Machine Learning Overview

Day 11 _ Activation Function



Activation Functions in Neural Networks

Activation Functions in Neural Networks: Why They Matter

Activation functions are pivotal in neural networks, transforming the input of each neuron to its output signal, thus determining the neuron’s activation level. This process allows neural networks to handle tasks such as image recognition and language processing effectively.

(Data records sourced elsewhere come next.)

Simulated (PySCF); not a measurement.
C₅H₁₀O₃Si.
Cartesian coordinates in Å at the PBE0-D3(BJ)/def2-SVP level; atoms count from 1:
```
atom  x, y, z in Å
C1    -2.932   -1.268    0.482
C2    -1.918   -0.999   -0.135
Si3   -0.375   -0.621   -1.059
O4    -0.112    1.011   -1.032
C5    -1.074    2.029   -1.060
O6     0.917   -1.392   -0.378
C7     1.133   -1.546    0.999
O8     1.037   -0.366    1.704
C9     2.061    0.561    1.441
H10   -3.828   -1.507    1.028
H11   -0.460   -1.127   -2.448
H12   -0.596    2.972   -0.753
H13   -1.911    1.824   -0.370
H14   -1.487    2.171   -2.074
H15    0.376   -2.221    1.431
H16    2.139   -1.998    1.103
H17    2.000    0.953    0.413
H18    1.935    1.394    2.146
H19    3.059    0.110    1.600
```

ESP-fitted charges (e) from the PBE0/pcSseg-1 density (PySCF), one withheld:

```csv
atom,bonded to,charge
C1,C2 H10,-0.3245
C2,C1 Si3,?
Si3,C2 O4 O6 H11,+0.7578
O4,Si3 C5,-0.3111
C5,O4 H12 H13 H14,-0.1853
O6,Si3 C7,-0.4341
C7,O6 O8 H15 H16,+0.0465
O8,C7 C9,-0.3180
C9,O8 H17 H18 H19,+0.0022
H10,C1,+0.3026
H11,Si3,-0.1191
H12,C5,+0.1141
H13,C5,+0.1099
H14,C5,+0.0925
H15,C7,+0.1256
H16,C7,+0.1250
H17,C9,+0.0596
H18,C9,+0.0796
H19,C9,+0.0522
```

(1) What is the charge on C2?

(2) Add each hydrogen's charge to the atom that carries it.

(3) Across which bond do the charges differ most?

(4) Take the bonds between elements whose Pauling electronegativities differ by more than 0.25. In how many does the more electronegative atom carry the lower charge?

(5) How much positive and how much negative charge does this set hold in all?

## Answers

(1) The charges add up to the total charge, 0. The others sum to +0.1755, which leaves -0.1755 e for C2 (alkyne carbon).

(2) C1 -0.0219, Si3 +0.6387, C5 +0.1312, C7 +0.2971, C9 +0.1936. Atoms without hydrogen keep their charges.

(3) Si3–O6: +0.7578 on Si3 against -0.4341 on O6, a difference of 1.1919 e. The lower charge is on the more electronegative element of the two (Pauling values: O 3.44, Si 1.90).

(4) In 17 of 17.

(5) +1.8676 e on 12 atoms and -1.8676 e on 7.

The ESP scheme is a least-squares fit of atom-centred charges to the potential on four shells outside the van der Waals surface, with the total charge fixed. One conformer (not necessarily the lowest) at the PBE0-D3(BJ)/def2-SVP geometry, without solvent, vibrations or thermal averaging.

The Role of Different Activation Functions

Neural networks employ distinct activation functions in their inner and outer layers, customized to the specific requirements of the network:

  • Inner Layers: Functions like ReLU (Rectified Linear Unit) introduce necessary non-linearity, allowing the network to learn complex patterns in the data. Without these functions, neural networks would not be able to model anything beyond simple linear relationships.
  • Outer Layers: Depending on the task, different functions are used. For example, a softmax function is used for multiclass classification to convert the logits to probabilities that sum to one, which are essential for classification tasks.
  • Practical Application

    Understanding the distinction and application of different activation functions is crucial for designing networks that perform efficiently across various tasks.



    Neural Network Configuration Example

    Building a Neural Network for Image Classification

    This example demonstrates setting up a neural network in Python using TensorFlow/Keras, designed to classify images into three categories.

    import tensorflow as tf
    from tensorflow.keras.models import Sequential
    from tensorflow.keras.layers import Dense, Flatten, Conv2D, MaxPooling2D
    
    model = Sequential([
        Conv2D(32, kernel_size=(3, 3), activation='relu', input_shape=(64, 64, 3)),
        MaxPooling2D(pool_size=(2, 2)),
        Conv2D(64, kernel_size=(3, 3), activation='relu'),
        MaxPooling2D(pool_size=(2, 2)),
        Flatten(),
        Dense(128, activation='relu'),
        Dense(3, activation='softmax')
    ])
    
    model.compile(optimizer='adam', loss='sparse_categorical_crossentropy', metrics=['accuracy'])
    model.summary()
    

    The code above outlines each step in constructing the network, from input to output, detailing how each layer contributes to the task of image classification. The use of ‘relu’ in hidden layers and ‘softmax’ in the output layer optimizes the model for accuracy and efficiency.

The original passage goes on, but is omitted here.